Sunday, March 16, 2008


Super Rule #5: Children know something we don't, learn from them.

Belief, these days, is intensely unfashionable. It's the naive stuff of wishes and felicities, a simpleton's faith in the impossible. Innocence is always tinged with self-chastisement. Wonder and astonishment are unsophisticated sentiments, special privileges reserved just for children: wizards on broomsticks, flower garden princesses, magic fairylands of rainbows and candy trees. Children believe unquestioningly in Mr. Wonderful ; because Yeondoo Jung completely understands.

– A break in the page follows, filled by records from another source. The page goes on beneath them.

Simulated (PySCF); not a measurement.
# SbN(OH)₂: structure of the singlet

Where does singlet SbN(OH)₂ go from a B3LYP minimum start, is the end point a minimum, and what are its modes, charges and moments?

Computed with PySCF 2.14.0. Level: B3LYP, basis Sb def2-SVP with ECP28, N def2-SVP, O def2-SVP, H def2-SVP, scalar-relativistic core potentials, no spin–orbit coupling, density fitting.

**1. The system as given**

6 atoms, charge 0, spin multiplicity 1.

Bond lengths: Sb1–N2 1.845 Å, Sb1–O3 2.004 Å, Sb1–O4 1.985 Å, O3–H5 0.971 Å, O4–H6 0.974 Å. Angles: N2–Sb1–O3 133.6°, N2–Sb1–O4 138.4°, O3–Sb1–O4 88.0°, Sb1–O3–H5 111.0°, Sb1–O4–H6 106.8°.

In "Wonderland," Jung's latest collaborators have been a group of kindergarten kids. Working from drawings they've made, Jung has recreated their untarnished fantasy worlds in photographic reality...A delightful portrait of a prince giving gold to a peasant girl is romantically staged in a back alley of Seoul's slums, the city's glorious corporate skyline towering in the distance. What Jung has represented isn't artificial construction. His photos are plausible adult blueprints reflecting children's innate will to see only the good in the world.
Patricia Ellis

Jung’s new series of photos, “Wonderland” (2004), presents costumed adolescents posing in sets based as closely as possible on children’s drawings. He collaborates with many people to bring to life the boundless imagination in the drawings. For four months, Jung oversaw art classes in four kindergartens in Seoul and collected 1,200 drawings by children between the ages of five and seven. After pouring through them, he carefully selected 17 drawings and interpreted their meanings. Then he recruited 60 high school students by passing out handbills at their schools in which he invited them to act out the scenarios in the children’s drawings. In order to recreate faithfully drawing details such as dresses with uneven sleeves or buttons of different sizes, he convinced five fashion designers to custom make the clothing for the photo shoot. He also made props unlike any scale found in reality but similar to those in the drawings.

“Wonderland” changes fantasy into photographic reality without the aid of computer-generated graphics. The works, entirely made by hand, are a tremendous group effort similar to a stage production that captures the sudden changes in the actors’ forms, in the midst of people going about their lives against the backdrop of the city.